The second installment of Spalding House’s education-driven exhibition arc is Finding X, which explores the yin-yang-like relationship between mathematics and art through five smaller exhibitions.
Humans have been counting for thousands of years. First, verbally (out loud or mentally), or with fingers, and then with some kind of marking tabulation to track, measure in increments, or to assign value. This exhibition looks at ways contemporary artists use numerals and counting practices in their work. Included are works by Jonathan Borofsky, Micah Lexier, Deborah Nehmad, and Thomas Woodruff.

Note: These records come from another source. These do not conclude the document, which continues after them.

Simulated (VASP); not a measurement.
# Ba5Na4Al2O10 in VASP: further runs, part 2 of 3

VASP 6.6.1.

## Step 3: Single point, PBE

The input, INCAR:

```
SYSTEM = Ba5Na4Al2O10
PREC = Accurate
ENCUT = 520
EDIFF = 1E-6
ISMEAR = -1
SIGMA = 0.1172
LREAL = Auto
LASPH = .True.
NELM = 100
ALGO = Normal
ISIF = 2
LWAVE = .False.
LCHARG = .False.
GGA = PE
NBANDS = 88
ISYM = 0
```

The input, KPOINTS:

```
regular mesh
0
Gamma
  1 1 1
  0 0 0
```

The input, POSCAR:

When the dizzying patterns of a Filipino Tinguian shaman blanket and other textiles are interpreted through simple binary codes, the connection between the modern-day computer and traditional woven textiles becomes crystal clear.
To no end/ Show your work
There is proof that infinity exists, but what does it look like? We turn the gallery into a workspace where students from the University of Hawai‘i–Manoa math and art departments wrap their collective minds around the question and collaborate to create infinity in the flesh.
Faces and Places
See how artists like portraitist Susanna Coffey, sculptor Elie Nadelman, and painter Charles Bartlett employ mathematic formulas to render people and places in works from the museum’s collection.
The Shape of Things
Triangles, squares, and circles serve as building blocks to the visual world. The Shape of Things bring together work by artists who utilize these elemental forms in their work. The exhibition features work by Piet Mondrian, Joseph Albers, Ilya Bolotowsky, Larry Bell, Donald Judd, Agnes Denes, John McCracken, and others.